Chromebooks may have started life as very basic laptops that were useless without an internet connection, but they’ve become more powerful and more useful with each passing year. Now, not only is it possible to run Linux on your Chromebook, you can access the operating system through a browser window.
The tool you need to get familiar with is Crouton, which installs a version of Ubuntu right on your Chromebook alongside Chrome OS. Before you get started, you should probably create a recovery image of your Chromebook, but if you’re careful, there shouldn’t be any problems during installation.
Next, put your Chromebook into developer mode. You’ll need to run a web search for instructions on how to do this as it varies from Chromebook to Chromebook (there’s often a physical switch somewhere). All the data on your Chromebook will be wiped, but it’s all in the cloud, right? You might want to check the local SSD anyway, just to be sure.
You’ll see a rather scary-looking warning message every time you boot up into developer mode, but it’s really just explaining that some of the usual Chrome OS security features have been disabled so you can access the deeper layers of the operating system. Just be careful what you choose to install.

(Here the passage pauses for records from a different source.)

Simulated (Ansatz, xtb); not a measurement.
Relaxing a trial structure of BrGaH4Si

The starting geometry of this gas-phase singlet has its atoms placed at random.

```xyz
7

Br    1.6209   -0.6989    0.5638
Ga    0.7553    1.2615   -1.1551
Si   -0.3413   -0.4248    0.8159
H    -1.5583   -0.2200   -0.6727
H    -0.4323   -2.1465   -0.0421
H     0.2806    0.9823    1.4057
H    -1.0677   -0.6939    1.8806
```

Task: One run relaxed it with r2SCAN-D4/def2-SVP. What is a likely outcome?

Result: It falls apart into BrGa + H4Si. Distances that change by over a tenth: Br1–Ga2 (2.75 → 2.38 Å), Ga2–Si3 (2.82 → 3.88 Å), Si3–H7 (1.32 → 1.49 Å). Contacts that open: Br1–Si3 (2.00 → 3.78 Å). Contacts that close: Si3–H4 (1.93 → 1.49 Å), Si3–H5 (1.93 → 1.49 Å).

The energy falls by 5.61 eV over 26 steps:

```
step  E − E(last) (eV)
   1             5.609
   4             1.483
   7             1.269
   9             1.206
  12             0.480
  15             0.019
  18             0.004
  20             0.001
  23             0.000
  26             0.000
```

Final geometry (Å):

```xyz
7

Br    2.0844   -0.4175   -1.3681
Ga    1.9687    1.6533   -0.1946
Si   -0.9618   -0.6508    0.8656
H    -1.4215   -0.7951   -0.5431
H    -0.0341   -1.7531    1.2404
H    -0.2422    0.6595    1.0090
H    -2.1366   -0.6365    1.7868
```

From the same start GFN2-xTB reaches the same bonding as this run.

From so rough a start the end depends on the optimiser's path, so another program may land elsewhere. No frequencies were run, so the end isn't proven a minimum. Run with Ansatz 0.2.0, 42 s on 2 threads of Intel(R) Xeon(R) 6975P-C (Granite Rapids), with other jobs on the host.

With that done, you’re ready to install Linux. On your developer mode Chromebook, go through the Chrome OS setup process, then head to the Crouton page on GitHub and download the Chromium OS Universal Chroot Environment from the link at the top. Open up a terminal window with Ctrl+Alt+T and type “shell” then Enter.
Now, you get a choice of desktop environments. Unity is the most user-friendly for newcomers to Linux, but also the bulkiest, and you really need a Chromebook with a newer Intel chipset to run it. Xfce is the most lightweight and least user-friendly, whereas KDE is somewhere in the middle. This official guide on Linux.com has some useful extra info on your choices.
Type “sudo sh ~/Downloads/crouton -t unity,xiwi” then Enter, replacing “unity” with “xfce” or “kde” if you feel the need (you can also add an “-e” flag to add encryption for extra security). For touchscreen Chromebooks, add the touch flag and a comma to the string, so the last variable would be “touch,unity,xiwi”. The “xiwi” target is important for running Ubuntu in a browser window.
Crouton downloads and installs your choice of Ubuntu Linux, then prompts you for a username and password. Finally type “sudo startunity” (and Enter) to launch the OS you’ve installed. You can switch OSes with Ctrl+Alt+Back and Ctrl+Alt+Forward on Intel Chromebooks (add Shift if you’re on an older ARM-powered Chromebook).
For the ultimate in convenience, install the Crouton Integration extension from the Chrome Web Store, which lets you run Linux inside a browser tab. You still need to launch the alternative OS first: Alt+Shift+T, then “shell” (Enter), then “sudo startunity” (Enter), but it then launches in a floating window and you can have it open right alongside Facebook and Gmail. Your Chromebook is now ready for any Linux desktop applications.
The Developer Mode splash screen will appear every time you boot up Chrome OS (though your local data isn’t wiped except for the first time). To go back to normal, press Space on the splash screen, then confirm your choice. Chrome OS wipes the Chromebook, deleting Linux, and starts up the system as normal.